This is a fantastic observation.
Really, that’s some kind of chutzpa discussing my eldest daughter like that. Only her sister, Barbara, me and her beloved husband, Tilden are entitled to make such comments. And, by the way, I haven’t seen any comments from Tilden on this subject. Perhaps his cruise ship lacks wifi.
And you can tell Don that I’ve given all of Menken’s ad budget to Ted’s agency.
Abe ( not to be confused with Peggy’s beau ).
Uh, Abe? Isn’t she your *youngest* daughter? I mean, her mom/your wife died while giving birth to her, right? I mean, that’s one of the things that sealed Don’s attraction to her, no?
When she angrily denounces him, doesn’t she make a reference to his walking away from family? (It’s been years since I’ve seen this episode.) It may well be that her own sense of family is so strong, she is horrified by his readiness just to walk away quickly from his own.
When I was a young romantic, I didn’t understand the importance of this. After a few life experiences I realized it was a critical barometer of someone’s heart: How did they treat their family?
For all that, I miss Maggie Siff and always hoped she’d be brought back to the show. Seeing her as a biker babe in “Sons of Anarchy” was just too much to take.
Yes, she asks about his children immediately.
sometimes on this blog, i swear, the love people have for don blinds them to the fact that he’s a massive knob!
Faye really had him pegged with her bitter last lines.
Would you still feel that love for Don if he looked like James Gandolfini?
Sure, I loved Tony Soprano, too. Bald, fat, I didn’t care. Great actors make you love them, no matter how flawed their characters.
You mean, “He only likes the beginnings of things.”? That’s a hell of a line, that one.
Don – boy does he hold up a mirror to the human condition.
His weaknesses, his strengths, his cover up, his boyhood, etc…we envy his life, yet we also see the tragedy in it – thats why he is a ‘massive knob’ and curiously one we care about!
Interesting take on Rachel.
The first time I saw Rachel M (from S1 was when I started watching), I couldn’t sympathise with her – I saw her as a ‘home wrecker’. She knows this guy is married with kids (after he tells her and she keeps going), and she probably evens knows that she deserves to be with a man who will be there for her and no one else (ex. not married. in relationship). And Rachel did deserve someone to love her – she shouldn’t have tried to settle for sharing Don, even if she thought she could steal him away from his family.
Not to say that Rachel is the only one at fault….there’s plenty for Don (Mr. Married in Ossining).
“I saw her as a ‘home wrecker’. ”
I see the opposite.
I just watched The Long Weekend, where Don runs to Rachel after Roger’s heart attack. He pressed her and pressed her. She was reluctant, until her sympathies and maternal instinct to comfort him made her give in.

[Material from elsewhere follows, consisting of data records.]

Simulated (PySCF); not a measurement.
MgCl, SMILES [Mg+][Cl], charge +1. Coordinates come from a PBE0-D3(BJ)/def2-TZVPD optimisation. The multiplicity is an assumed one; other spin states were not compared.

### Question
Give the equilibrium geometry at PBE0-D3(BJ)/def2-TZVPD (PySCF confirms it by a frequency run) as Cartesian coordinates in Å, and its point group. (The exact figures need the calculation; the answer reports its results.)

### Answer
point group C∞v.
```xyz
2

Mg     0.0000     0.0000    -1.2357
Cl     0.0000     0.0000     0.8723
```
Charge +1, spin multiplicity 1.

At the end of S4 when Don says to Betty “I won’t let you break up this family,” Betty truthfully replies
“_I_ didn’t break up this family.”
Don’s #1 fan here. Less of me (your name is so perfect), I’m with you on the halfway thing. DD has (had) with Betty the ultra-stifling, with a dull partner conventional marriage. With Rachel he would have not just a wife, but a formidable consort.
He was ready to go with her, and had he not presented it in such a weenie, offensive way it definitely would’ve happened. Rachel comes from money, is educated, poised like Betts. Unlike Betts, she is ultra confident, independent, and possessor of a sense of humor. Even if she’s the ‘wrong’ religion in Don’s world, he couldn’t have cared less. Wonder why this wasn’t contemplated more by Don. She did, in those conversations with her sister. (Rebecca Creskoff, oh my Gawd, yum.) Funny how DD is forward thinking in terms of race, but not gender (his numerous eviscerations of Beloved Pegs), or youth (Namath, Ali, etc.).
Betty forces him to be the square-jawed husband to the little woman. In social situations she blinds with that gorgeous mug, coy smile of hello on cue, and ‘they’ are dazzled. Her duty done, she will stay quiet and be seen, as children are. While the adults ( read: men) engage in conversation. Ms. Menken would delight Dick Whitman, by letting him feel ‘like I always wanted to feel’, Don said that to the wrong girl. She would easily navigate through the self-important business parlance of the men with aplomb, and elegant wit.
DW would be beaming with pride. A woman who sees through his bullshit, but is still smitten.
If Rachel were not an only child, and had an older brother who would be seen as the inevitable caretaker of the family biz, you know she’d be cajoling, pleading, INSISTING, that she have her place at the table.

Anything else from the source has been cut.